Plaintiff also points to a District of Oregon case in which a forum selection clause was deemed invalid based on ORS § 701.640. J. Lilly, LLC v. Clearspan Fabric Structures, Int'l, Inc., 2018 WL 7443545, at *4 (D. Or. Oct. 2, 2018). However, this case makes no mention of the binding Ninth Circuit precedent clearly holding that the validity of forum selection clauses is governed by federal law. Given the explicit guidance offered by the Ninth Circuit, the Court analyzes the validity of the parties' forum selection clause under federal law.

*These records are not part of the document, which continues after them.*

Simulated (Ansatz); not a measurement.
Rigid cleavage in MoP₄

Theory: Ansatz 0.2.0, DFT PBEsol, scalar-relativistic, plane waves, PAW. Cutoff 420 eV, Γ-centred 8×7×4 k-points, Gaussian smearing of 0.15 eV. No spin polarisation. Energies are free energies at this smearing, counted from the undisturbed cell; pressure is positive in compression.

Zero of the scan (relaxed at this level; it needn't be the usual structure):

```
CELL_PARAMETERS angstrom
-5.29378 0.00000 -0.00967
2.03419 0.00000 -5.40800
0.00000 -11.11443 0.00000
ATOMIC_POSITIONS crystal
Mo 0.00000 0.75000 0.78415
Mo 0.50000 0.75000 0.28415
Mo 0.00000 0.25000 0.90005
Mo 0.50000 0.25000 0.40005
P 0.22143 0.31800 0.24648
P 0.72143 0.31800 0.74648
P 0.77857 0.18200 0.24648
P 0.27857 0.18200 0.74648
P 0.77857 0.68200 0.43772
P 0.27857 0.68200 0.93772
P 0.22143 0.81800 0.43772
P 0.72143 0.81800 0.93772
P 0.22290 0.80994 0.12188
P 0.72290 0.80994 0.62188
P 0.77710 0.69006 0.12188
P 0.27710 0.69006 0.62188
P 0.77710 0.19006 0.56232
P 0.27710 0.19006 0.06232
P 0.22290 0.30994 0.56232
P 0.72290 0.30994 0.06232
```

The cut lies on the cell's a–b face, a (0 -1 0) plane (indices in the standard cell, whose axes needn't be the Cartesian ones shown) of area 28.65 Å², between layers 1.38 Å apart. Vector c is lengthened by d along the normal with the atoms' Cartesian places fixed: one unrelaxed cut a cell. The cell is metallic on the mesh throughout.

Under federal law, a forum selection clause may be invalid if the plaintiff makes a strong showing that "(1) the clause is invalid due to 'fraud or overreaching,' (2) 'enforcement would contravene a strong public policy of the forum in which suit is brought, whether declared by statute or by judicial decision,' or (3) 'trial in the contractual forum will be so gravely difficult and inconvenient that [the plaintiff] will for all practical purposes be deprived of his day in court.'" Yei A. Sun v. Advanced China Healthcare, Inc., 901 F.3d 1081, 1088 (9th Cir. 2018) (quoting M/S Bremen, 407 U.S. at 15, 18). Plaintiff's argument regarding the applicability of ORS § 701.640 raises the question of whether enforcement of the clause would contravene a strong Oregon public policy.

The Court is unconvinced that any public policy expressed by ORS § 701.640 necessitates that the dispute be adjudicated in Oregon. Plaintiff argues that the public policy evinced by ORS § 701.640 is Oregon's desire to "adjudicate construction contracts within [its] own judicial system" and to "protect local contractors and lower-tiered subcontractors from getting bullied by larger out-of-state owners and general contractors." Pl.'s Resp. to Mot., ECF [25], at 15. However, plaintiff is not a local company. Plaintiff may conduct work in Oregon, but it is incorporated in Washington and maintains its principal place of business in Washington. Plaintiff bases its understanding of the public policy evinced by ORS § 701.640 on a law review article and findings by other courts. Even taking this proposition at face value, plaintiff has provided no other evidence or arguments to demonstrate why Oregon would have a strong public policy in favor of protecting out-of-state entities.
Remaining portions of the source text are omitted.